The matrix A is invertible. Indeed, if the Killing tensors \(K^{(\alpha )}\) are linearly dependent at some point x, then they are linearly dependent in \({\mathcal {K}}(M)\) by Proposition 5.5, which is a contradiction. Therefore the components \({\tilde{T}}_{ijk}\), given by

$$\begin{aligned} X=A^{-1}B=\frac{({\text {Adj}} A)B}{\det A}, \end{aligned}$$

are rational in \(K^{(\alpha )}_{ij}\) and \(K^{(\alpha )}_{ij,k}\). Since the Codazzi tensor \(B_{ijk}\) is linear in \(T_{ijk}\), which in turn is linear in \({\tilde{T}}_{ijk}\), the same is true for \(B_{ijk}\). Note that derivatives and evaluation are linear operations, so that \(K^{(\alpha )}_{ij}(x_0)\) and \(K^{(\alpha )}_{ij,k}(x_0)\) are linear functions on \({\mathcal {K}}(M)\). Consequently, the components \(B_{ijk}(x_0)\) are rational functions on \({\mathcal {K}}(M)^{n_2}\) with non-vanishing denominator on the Stiefel manifold \(V_{n_2}\bigl ({\mathcal {K}}(M)\bigr )\). Since the construction is independent of the choice of the basis \(K^{(\alpha )}\) in the subspace \(U_2\), these functions descend to regular functions on the Grassmannian \(G_{n_2}\left( {\mathcal {K}}(M)\right) \). This defines a regular map \(G_{n_2}\left( {\mathcal {K}}(M)\right) \rightarrow {{\,\textrm{Sym}\,}}^3T_{x_0}M\), mapping the subspace spanned by the \(n_2\) Killing tensors \(K^{(\alpha )}\) to the cubic \(\Psi _{ijk}=\frac{1}{3}B_{ijk}(x_0)\). By Corollary 7.14 it restricts to a map \(\Phi _2({\mathcal {A}})\rightarrow Y\). \(\square \)

8 Examples

Table 2 Overview of examples discussed in the text

Arbitrary-dimensional families of superintegrable systems can be obtained by generalising low-dimensional examples, and subsequently through Bôcher contractions and Stäckel transforms. In the following we list some important families of superintegrable systems in arbitrary dimension, cf. Table 2. For each system we detail its potential V (omitting the additive constant) and its structure function B in a gauge where \(C=0\) (all examples in the list are abundant in particular).

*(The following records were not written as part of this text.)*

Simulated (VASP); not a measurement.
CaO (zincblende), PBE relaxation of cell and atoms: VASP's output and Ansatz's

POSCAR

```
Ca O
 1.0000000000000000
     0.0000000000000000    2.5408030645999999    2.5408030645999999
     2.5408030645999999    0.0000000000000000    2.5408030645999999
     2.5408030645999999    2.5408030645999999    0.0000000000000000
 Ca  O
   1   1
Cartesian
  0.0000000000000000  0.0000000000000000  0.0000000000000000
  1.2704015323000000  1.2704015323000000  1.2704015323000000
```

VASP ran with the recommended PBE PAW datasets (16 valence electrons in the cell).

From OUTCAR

On flat space we use standard coordinates \(x_i\). On the n-sphere, in order to make the similarity between the flat and the curved case apparent, we use local coordinates \(y_i\) with

$$\begin{aligned} g=-n(n-1)\sum _{i=1}^n\frac{dy_i^2}{y_n^2}, \end{aligned}$$

except for the generic system, which we write in the coordinates \(x_i\) of the ambient Euclidean space.

8.1 Isotropic Harmonic Oscillator

$$\begin{aligned} V&=\sum _{i=1}^n(\omega ^2x_i^2+a_ix_i)&B&=0 \end{aligned}$$

This is the trivial case already mentioned in Example 3.6. Its structure tensor vanishes and therefore, up to gauge terms, all its structure functions vanish as well.

8.2 Smorodinsky–Winternitz I

$$\begin{aligned} V&=\sum _{i=1}^n\biggl (\frac{a_i}{x_i^2}+\omega ^2x_i^2\biggr )&B&=-\frac{3}{n-1}\sum _{i=1}^nx_i^2\ln x_i \end{aligned}$$

This system was first described on flat space by Friš et al. [20] and is often called the “generic system on flat space”. For low dimensions, other labels have also been used in the literature such as (0, 11, 0) in [58] or [E1] in [47]. The corresponding label in three dimensions is [I] in [12, 38, 42].

This system has a Stäckel invariant counterpart on the n-sphere, known as [I’] in dimension three [42]:

$$\begin{aligned} V&=-\frac{y_n^2}{n(n-1)}\sum _{i=1}^n\biggl (\frac{a_i}{y_i^2}+\omega ^2y_i^2\biggr )&B&=\frac{3n(n-1)}{2y_n^2}\sum _{i=1}^ny_i^2\ln y_i \end{aligned}$$

8.3 Smorodinsky–Winternitz II

$$\begin{aligned} V&=\sum _{i\in J}(4\omega ^2x_i^2+a_ix_i) +\sum _{i\in J^c}\biggl (\frac{a_i}{x_i^2}+\omega ^2x_i^2\biggr )&B&=-\frac{3}{n-1}\sum _{i\in J^c}x_i^2\ln x_i \end{aligned}$$

In dimension 2, this system is also denoted by (0, 1, 0) [58] or [E2] in [47]. In dimension 3, it is labeled [IV] [38]. This system formally appears as a superposition of the Smorodinski-Winternitz system I and the isotropic harmonic oscillator, defined by a partition of the index set,

$$\begin{aligned} \{1,2,\ldots ,n\}=J\cup J^c. \end{aligned}$$

This might be an indication for the existence of a composition of superintegrable systems similarly to the operad construction of separable systems on spheres [74].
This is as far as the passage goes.